Canola crusher expansions have led to a firm domestic demand base, and export demand for raw seed and canola products remain strong. U.S. soybean demand will again be front-loaded and oilseed prices will be subject to the weather and production prospects of South America, albeit at lower prices than last year. Canola also has the marketing advantage of a functioning futures market, providing for direct pricing as well as market signals. Those current signals reflect abundant supply, reflected in a strong carrying charge (that is, a premium for deferred canola futures) close to full commercial storage plus interest charges. This compares to the inverse or low carry futures market that we experienced last crop year. Canola basis levels (cash minus futures price) have weakened into harvest. Watch for basis strengthening as a signal of improvement in the supply/demand relationship for canola.

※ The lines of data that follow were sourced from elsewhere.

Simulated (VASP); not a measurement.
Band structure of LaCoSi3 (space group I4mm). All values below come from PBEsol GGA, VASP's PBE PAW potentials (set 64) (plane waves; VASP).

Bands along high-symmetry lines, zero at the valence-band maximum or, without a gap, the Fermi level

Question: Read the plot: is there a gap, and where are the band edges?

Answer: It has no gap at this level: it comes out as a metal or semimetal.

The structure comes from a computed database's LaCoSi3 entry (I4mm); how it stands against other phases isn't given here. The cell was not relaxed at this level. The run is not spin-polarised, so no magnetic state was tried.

Pea prices have improved somewhat after harvest, and again this year are relatively strong for green peas. Dry bean, canary seed and rye crops have tight forecast carry-over at the end of this crop year, and therefore are subject to price improvement as the crop year progresses.

in the Longer term

We know from the U.S. drought-reduced crop of 2012 how price projections can quickly change in this era of strong and increasing crop demand. However, it is not too early to be looking forward to pricing for next crop year, considering the potential for a record South American crop to be produced in the spring, and the impact of a 2014 U.S. crop strongly favouring soybean over corn production.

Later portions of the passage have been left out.